How “Kung Fury” Went From a Career Hail Mary To Kickstarter Hit, Cannes Entry and Hollywood Feature

David Sandberg’s Kung Fury trailer raised $630,000 on Kickstarter, and he’s now competing at Cannes and developing a feature. Here, he talks about how smart use of social platforms, his Grandma, and David Hasselhoff helped him realize his dream.

Kung Fury

Two years ago, David Sandberg had to sell his couch and TV to afford food and rent. Now, he’s getting ready to head to Cannes, where on May 21 his 30-minute short film Kung Fury will screen in the film festival’s Directors’ Fortnight section. A week later, on May 28, the film will premiere on platforms like YouTube and Reddit. Meanwhile, a feature version of Kung Fury is in the works with Hollywood producers David Katzenberg and Seth Grahame-Smith—not to mention a Kung Fury clothing line, graphic novel series and merchandise. Oh, and David Hasselhoff recently made a Kung Fury music video that has been viewed over 8 million times.

Sandberg, who’s 29 and lives in Stockholm, Sweden, admits that it’s all “very surreal.”

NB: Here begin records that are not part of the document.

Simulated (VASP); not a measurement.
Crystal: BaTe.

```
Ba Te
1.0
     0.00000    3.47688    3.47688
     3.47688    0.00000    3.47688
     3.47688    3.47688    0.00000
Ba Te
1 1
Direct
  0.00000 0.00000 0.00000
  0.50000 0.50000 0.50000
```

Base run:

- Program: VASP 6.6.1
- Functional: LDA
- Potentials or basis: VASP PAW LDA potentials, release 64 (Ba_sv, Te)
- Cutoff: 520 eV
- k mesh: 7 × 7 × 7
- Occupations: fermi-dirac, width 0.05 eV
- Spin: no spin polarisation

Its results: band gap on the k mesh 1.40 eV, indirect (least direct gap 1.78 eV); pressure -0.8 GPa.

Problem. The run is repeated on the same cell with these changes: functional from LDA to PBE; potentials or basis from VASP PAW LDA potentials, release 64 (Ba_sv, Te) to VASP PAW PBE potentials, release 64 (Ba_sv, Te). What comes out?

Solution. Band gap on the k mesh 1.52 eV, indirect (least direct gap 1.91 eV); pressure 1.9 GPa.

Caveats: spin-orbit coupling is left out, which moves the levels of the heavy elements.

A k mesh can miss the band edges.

Sandberg’s story is the classic aspiring-filmmaker-to-”It”-filmmaker fairy tale, updated for the digital age. He wasn’t discovered in film school or on a commercial shoot, but on Kickstarter, where, in late 2013 he posted a trailerfor Kung Fury. The teaser was an over-the-top homage to ’80s action movies with an absurd premise: a bandana-wearing hero (played by Sandberg) travels back in time to kill Hitler. Along the way, he battles ripped Norse Gods, kitschy dinosaurs and robocops.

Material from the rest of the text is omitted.